Dispute over access delays junk removal

By Dawn De Busk

Staff Writer

CASCO — On one hand, there are almost a dozen unregistered vehicles, boat trailers and campers that have value and some vintage history to the extended family that owns them.

On the other hand, the abutting property owners savor compliments from visitors about how nice their yard is, and endure comments about the clutter on the lot next door.

In between the two neighbors is a shared, narrow road overgrown with brush, and sometimes blocked with a vehicle.

This spring, Don and Brenda Wallace purchased the foreclosed property that abuts theirs— with the hopes of cleaning up what they referred to as “junk,” putting up a fence, and retaining the parcel as a woodlot.

The Wallaces said that lack of access to the shared road, which is located off Route 121, has halted their ability to clean up their newly-acquired property.

The Town of Casco became involved when the bank that formerly owned the foreclosed parcel called the code enforcement officer. While the town is not the entity to resolve neighbors’ disputes, the concern is the removal of unregistered vehicles that might pose an environmental hazard.

Essentially, all property owners are in violation of the state’s junkyard ordinance.

On Tuesday, the Casco Board of Selectmen listened to stories of a feud between two families that has involved law enforcement over the months.

The selectmen unanimously agreed to give all of the property owners — the Wallaces and the family of John Theriault – 30 days to remove all inorganic material.

If that task is not completed in 30 days, both parties will be fined $250 a day; and that fine is retroactive to Aug. 6.

The matter of the shared road is one that can be hashed out by the Casco Planning Board at a later date.

According to Town Manager Dave Morton, when the land was first subdivided the planning board tried to limit the number of roads leading off Route 121 — as a safety measure. However, the deeds do not show how deep or how many feet back the shared road travels. The road is reported to be more than 25 feet wide. When the road was built, the land was cleared on what it now the Theriault’s property line.

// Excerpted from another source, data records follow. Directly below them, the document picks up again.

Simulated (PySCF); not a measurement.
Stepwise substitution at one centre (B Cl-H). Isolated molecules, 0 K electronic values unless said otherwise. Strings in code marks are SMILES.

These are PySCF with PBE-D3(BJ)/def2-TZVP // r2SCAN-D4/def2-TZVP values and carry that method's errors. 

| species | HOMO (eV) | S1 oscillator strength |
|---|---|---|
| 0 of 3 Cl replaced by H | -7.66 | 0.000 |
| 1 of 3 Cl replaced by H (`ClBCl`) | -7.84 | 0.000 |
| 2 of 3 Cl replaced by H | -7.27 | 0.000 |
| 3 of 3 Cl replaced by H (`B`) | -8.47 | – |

According to Code Enforcement Officer (CEO) Don Murphy, a road could be built in a matter of two days — allowing for a cleanup effort in the immediate future.

“Each time I have sent a letter (about the violations) people have called me back to talk about taking care of things,” Murphy said.

Already, following mediation by the court system, an attempt was made by both parties to start that process last week. But, that failed.

“There was a lot of momentum, and then some difficulty wrapping it up,” Murphy said.

Theriault’s niece, Jessica Jackson, spoke on the behalf of her mother, saying the family had rented a dumpster, which was placed on common land. Jackson said her family wanted the property cleaned up as much as the Wallaces and had started to haul off vehicles.

However, the Wallaces said that dogs had been chained on the access road and new “no trespassing” signs had been posted, which deterred them from getting the job done.

Jackson explained that the dog needed to be chained some distance from the other canines; and a deputy from the Cumberland County Sheriff’s Office had advised she put up the signs warning people of the dog.

“I hoped they had taken everything off the property. There were 160 tires and trash. They did not continue to clean the property after taking the vehicles or moving them to their side,” Wallace said. “My intention for the land: It is just a bigger buffer between us. All I want to do is clean that land up, and know where my driveway is,” Wallace said.

Jackson said she met with the Wallaces after hearing they had bought the property.

“I congratulated the Wallaces on purchasing the property and said I was glad it was them, and not some strangers. We wanted to clean up as soon as the snow melted. We didn’t want this coming back on us. We were getting heat from the DEP,” she said, referring to the Department of Environmental Protection, which had visited the property and found no waste oil leaks.

“There has been no agreement by either party. It’s not just us,” Jackson said.

If there were any questions as to why the board appeared to be sitting in the jury box — listening to testimony about a contentious relationship between two families, the town manager clarified why this issue was on the agenda.

“The only reason we bring a land-use violation to the board is if there is a follow-through required,” Morton said.

“Two neighbors, two abutters — there is a whole lot of disagreement. That hasn’t been a town issue. That is a private disagreement between neighbors. That is not our issue,” he said.

“The issue is the junkyard violation.” Morton said.

According to Jackson and her mother, there are about 10 vehicles — including a purple 1984 Mustang convertible — and fifth wheel campers that are not yet registered.

The Wallaces, who have two sons, have five registered vehicles and two unregistered rigs including a plow truck in their yard.

Casco residents are allowed to have no more than two vehicles that are not registered, Morton said.

According to Morton, the board’s job in the matter is to authorize a penalty for not removing or registering the vehicles within a certain period of time.

Now that the board has established a retroactive penalty, the neighbors have little choice other than to cooperate on this cleanup project. Failing to do so by Sept. 6 will result in fines of at least $7,500 levied against both parties.

During the lengthy discussion, Murphy said, “The original owner will broker access to finish the job up. It just has to be coordinated. Someone has to spend some money to get rid of stuff.”

Chairman Mary-Vienessa Fernandes agreed.

“There is a lot of confusion. There has to be some way that the two parties could come together for a few days or a week or whatever,” she said.

“We have a violation with it being a junkyard,” Fernandes said.